You will also often find a Tea House or Çay Bahcesi in most Turkish towns and villages. This is, for the most part, a male environment where men go to play boardgames while drinking - you've guessed it - copious amounts of tea. 

 
Our local tea house in Kaya Köy

Our local tea house in Kaya Köy

 

Turkish tea is brewed in a çaydanlık, which is a two-tiered metal or porcelain teapot. The bottom pot is filled with water and the tea leaves and a little bit of water are placed in the top pot. When the bottom pot boils, the water is mixed with the tea leaves. The tea is served black, in tulip shaped glasses and often accompanied by a cube of sugar.

Depending on where you are, your breakfast could be served with a single glass of tea or you can get free refills. In one place we had a whole caydanlik of tea to ourselves!

 
turkish tea turkey travel
 

Bread, bread and more bread

Don't even think about bringing that low-carb diet to Turkey! The people here love their meat for sure, but they also love their carbs in the shape of a number of different and delicious breads. 

Whilst there isn’t a specific type of Turkish breakfast bread, it’s good to know that a typical breakfast is always served with some kind of bready goodness - after all, you need something to accompany all the cheese, spreads, olives and oils.  

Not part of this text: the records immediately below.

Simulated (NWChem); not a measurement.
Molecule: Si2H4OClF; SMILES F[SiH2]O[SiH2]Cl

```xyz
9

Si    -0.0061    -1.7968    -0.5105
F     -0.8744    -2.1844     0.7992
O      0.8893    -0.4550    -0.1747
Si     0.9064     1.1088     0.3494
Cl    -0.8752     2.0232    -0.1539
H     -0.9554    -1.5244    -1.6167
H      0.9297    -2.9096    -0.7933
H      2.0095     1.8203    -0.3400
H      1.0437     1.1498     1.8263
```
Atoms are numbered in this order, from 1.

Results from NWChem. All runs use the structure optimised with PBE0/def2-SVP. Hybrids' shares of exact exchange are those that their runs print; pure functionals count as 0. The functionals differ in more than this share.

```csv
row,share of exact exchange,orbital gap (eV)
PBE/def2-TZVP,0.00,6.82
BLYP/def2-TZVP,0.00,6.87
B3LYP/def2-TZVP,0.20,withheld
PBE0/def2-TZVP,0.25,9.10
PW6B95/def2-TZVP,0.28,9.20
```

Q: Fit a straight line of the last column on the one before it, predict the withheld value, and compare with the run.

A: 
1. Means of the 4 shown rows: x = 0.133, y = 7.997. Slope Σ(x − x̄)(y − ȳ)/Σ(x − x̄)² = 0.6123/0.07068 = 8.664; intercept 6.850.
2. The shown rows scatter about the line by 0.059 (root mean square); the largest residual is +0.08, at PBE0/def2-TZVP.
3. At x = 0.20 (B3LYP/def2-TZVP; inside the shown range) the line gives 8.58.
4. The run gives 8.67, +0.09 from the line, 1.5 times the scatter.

I've had my breakfast served with bazlama, a thick round flatbread also known as 'village bread'; sliced crusty white baguette; simit bagels; warmed bread rolls and even gözleme (a thin flatbread that usually has a stuffing such as spinach and cheese). Basically, this isn’t the breakfast for any low-carbers out there.

 
A typical bazlama or 'village' bread in Kaya Köy, Turkey

A typical bazlama or 'village' bread in Kaya Köy, Turkey

 

I would say that simit is as ubiquitous in Turkey as tea. When we lived in Kaya Köy village for three months, we would get a warm simit straight from the oven of our local bakery whilst waiting for the bus into Fethiye.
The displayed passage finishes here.